You are here

Audient ASP880

Microphone Preamplifier By Hugh Robjohns
Published August 2014

Audient have updated their popular eight-channel preamp design to provide more features at a lower price.

Audient's ASP008 eight-channel mic preamp set a benchmark performance‑price ratio, and has remained popular with enthusiastic amateurs and working professionals alike — it has been in production for the best part of a decade. From a performance point of view, Audient's classic design hasn't been found wanting, but as electronics technology has moved on (especially in the areas of digital conversion, power‑supply design, and cost‑effective manufacturing techniques), Audient decided to rework the ASP008, to see what performance, ergonomic, and functional improvements could sensibly be achieved. The result is the ASP880, which retains all the ASP008's key functions and qualities, but improves on it in so many ways.

Fresh Front

The first thing I noticed is the fresh new look. The familiar styling and layout of the original are retained, but the ASP880 sports new control knobs, more easily distinguished and legible panel labelling, and a new colour scheme on the illuminated buttons. The cylindrical, machined‑aluminium control knobs are much easier to roll between finger and thumb than the old flat‑sided knobs, and the potentiometers behind them are mounted with front‑panel nuts, giving much better support and improving the mechanical feel. The channels are more clearly differentiated, thanks to dark grey backgrounds with silver control legends.
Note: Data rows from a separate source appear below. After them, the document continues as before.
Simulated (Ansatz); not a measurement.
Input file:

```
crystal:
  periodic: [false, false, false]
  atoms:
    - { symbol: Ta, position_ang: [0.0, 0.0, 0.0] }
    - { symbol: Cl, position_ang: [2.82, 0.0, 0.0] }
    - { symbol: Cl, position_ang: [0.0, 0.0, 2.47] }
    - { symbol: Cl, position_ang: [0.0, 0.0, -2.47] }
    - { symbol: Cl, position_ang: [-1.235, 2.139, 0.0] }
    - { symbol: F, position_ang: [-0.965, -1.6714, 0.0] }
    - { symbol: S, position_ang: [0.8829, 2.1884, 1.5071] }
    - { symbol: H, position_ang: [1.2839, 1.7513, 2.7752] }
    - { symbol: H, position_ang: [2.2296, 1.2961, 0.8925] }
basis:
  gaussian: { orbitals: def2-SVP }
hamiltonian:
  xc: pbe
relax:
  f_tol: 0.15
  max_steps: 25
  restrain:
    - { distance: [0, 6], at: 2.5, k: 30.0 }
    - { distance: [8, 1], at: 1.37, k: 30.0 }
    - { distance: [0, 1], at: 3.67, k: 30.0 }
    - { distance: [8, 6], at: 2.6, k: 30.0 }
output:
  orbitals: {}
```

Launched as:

The use of blue lights on the previous model's phantom‑power button always unsettled me, so I was delighted to find that the ASP880 uses more conventional colour illuminations. The phantom‑power button now lights up red, while the pad, filter and polarity switches all illuminate in yellow/orange. The Line input function has been replaced with an external A‑D input mode, and that lights blue. Internally, the construction has also been tweaked to reduce light‑bleed between adjacent buttons, and the relative intensity of the different LEDs has been closely matched as well. These stylistic changes are small on their own, but together, they bring about significant ergonomic and operational improvements.

Each of the eight preamps has front‑panel gain and high‑pass filter controls, and can be routed to the line or digital outs.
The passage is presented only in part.